Sanguinyu

The sanguinyu or Kristang Seraphic aesthetic is primarily used to depict Kabesa, Ka-Kabesa and Ka-Kabeliang of the Kristang people, as well as to a lesser extent very individuated Kapitang or Elders, Xamang-Krismatrang, members of a Kabesa’s Dragonsguard or other leaders within the community. The aesthetic consists of depicting the individual with wings, whether angelic, demonic, dragonic, faerie, or any of other form or variant, a cowboy, cowgirl and cowhand hat indexing a leadership role, and optionally a halo and/or fire or a glow surrounding the individual’s body.

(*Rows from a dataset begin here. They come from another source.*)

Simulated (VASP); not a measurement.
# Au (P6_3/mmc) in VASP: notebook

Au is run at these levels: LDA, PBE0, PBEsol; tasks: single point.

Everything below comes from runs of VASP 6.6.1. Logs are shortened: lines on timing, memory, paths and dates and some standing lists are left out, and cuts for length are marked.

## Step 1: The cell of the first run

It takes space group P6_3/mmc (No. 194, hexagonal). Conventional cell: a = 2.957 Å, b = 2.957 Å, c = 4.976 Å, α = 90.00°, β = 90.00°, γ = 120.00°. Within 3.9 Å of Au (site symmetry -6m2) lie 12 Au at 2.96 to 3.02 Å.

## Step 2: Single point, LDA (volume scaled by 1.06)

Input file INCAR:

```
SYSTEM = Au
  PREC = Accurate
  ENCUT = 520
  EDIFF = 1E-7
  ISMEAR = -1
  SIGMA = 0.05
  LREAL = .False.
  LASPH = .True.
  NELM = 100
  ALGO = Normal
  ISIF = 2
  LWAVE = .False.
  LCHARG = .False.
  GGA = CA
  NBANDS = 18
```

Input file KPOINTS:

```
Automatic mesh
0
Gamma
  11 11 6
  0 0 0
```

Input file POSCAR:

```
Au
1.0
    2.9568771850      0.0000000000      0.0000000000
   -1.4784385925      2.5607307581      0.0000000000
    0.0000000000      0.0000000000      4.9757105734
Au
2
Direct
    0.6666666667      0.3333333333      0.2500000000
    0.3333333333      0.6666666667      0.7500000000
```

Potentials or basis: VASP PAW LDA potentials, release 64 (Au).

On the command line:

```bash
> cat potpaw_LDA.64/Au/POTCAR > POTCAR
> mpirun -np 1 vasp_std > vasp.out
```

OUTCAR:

Sanguinyu is creolised out of a hybridisation of Christian, Islamic, Hindu, Sinitic and animist traditions that Kristang is descended from, and serves to remind the individual of their own superhuman commitments and abilities as Kabesa, the luminosity and numinosity that they often inadvertently end up displaying for other people in the community and beyond it, and the deep connection to Gaia and the living universe that enables the Kabesa to have such effects on reality.

For Kabesa or other leaders of the community who are especially body positive or in touch with their sensuality, physicality and/or sexuality as a primary component of their leadership role, Sanguinyu finally also reminds both them and the entire community of the sacredness of the body, and the tremendous responsibility that being so body positive also necessarily entails an awareness of, since the community has already previously struggled with intense projections about being too hedonistic, hypersexual or superficial.

Sanguinyu finally subverts decades and centuries of occluded sexual abuse within the community, as well as projections that Kristang people could never actually be holy or sacred as a result of all of this; it seeks to engender unconditional dignity and self-regard in terms of the body and of how one sees and appreciates one’s own body, and again therefore supports the community in processing intense intergenerational trauma as a result.